Jesus Confrontation with Evil is Displaced by Legal Theories of Atonement

While there is probably no singular reason, what is clear is that Christianity as the defeat of evil has been displaced with a religion focused on individual salvation and legal justification, allowing evil to run its course. Rather than seeing the cross as a defeat of Satan and the inauguration of the reign of Christ over evil, the satanic is left undisturbed. This church is not a counter kingdom deploying the nonviolent ethics of Jesus in his reign over evil, but is a waiting room for saved souls. There is a complete disconnect between the cross and the kingdom, as the work of the cross provides legal benefits rather than constituting a real-world defeat of evil. The captivity to sin, death, and the devil, is not addressed in legal theories of the atonement, and the the cross is emptied of its kingdom purposes.

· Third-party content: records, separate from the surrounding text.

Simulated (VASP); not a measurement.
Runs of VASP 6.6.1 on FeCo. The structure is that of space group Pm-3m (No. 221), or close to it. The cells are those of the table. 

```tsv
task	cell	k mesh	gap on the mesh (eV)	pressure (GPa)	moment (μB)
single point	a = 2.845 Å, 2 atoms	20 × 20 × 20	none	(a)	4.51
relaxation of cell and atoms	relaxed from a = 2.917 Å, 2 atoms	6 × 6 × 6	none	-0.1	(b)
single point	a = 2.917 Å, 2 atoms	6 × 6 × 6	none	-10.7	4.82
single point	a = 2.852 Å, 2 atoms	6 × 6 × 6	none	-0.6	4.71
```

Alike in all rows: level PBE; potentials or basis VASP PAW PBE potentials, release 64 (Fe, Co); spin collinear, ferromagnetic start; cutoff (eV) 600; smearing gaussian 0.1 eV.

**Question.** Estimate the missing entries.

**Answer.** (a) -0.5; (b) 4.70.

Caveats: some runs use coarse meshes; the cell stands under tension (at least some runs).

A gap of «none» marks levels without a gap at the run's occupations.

This is evident in such theories as Christian Zionism, premillennialism, and dispensationalism (see here), but all of these theories arose in the vacuum created by legal theories of atonement such as penal substitution and divine satisfaction, which displaced the New Testament understanding that Christ releases from captivity to sin, death, and evil. Legal theories deal in the theoretical realm of imputed righteousness, and what is lost is the need for a kingdom of atonement, a counter kingdom to the kingdoms of this world, in which a people can be shaped and redeemed in a practical sense (rather than in a legal or theoretical sense). The embodied, social, and practical nature of redemption means salvation is corporate and by definition a community of practice, but legal theories fragment salvation into the particular, the individual, and the disembodied, leaving aside political and social practice. Where salvation is not real-world redemption, evil is a practical necessity to participate in the politics of the kingdoms of this world. Christians are taught they must be violent, they must participate in the killing machine of nation states, as the practical necessities of this world demand wielding the sword. Enemies must be excluded and slaughtered, not loved and ushered into the kingdom. The evil of the world is too great to lay down the sword.

Sin is Participation in a Counter-Kingdom

What is missed in this worldly Christianity is that sin is participation in a kingdom. The kingdoms of this world are in rebellion against God and in league with evil, not in some abstract legal sense, but in the deadly sense of being willing to destroy the other. Salvation and safety require that the stranger, the foreigner, the enemy, be excluded, and when they encroach on “our land” or presume they can gain citizenship in our country they must be taught a lesson. Crosses outside the city, walls of exclusion, Alligator Alcatraz’s, ice agents in masks, will save us from being the door mat of the world. Where the church is a universally open kingdom, and for this reason is not a kingdom of evil, the kingdoms of this world are exclusive and this exclusion is definitive of the kingdom of sin.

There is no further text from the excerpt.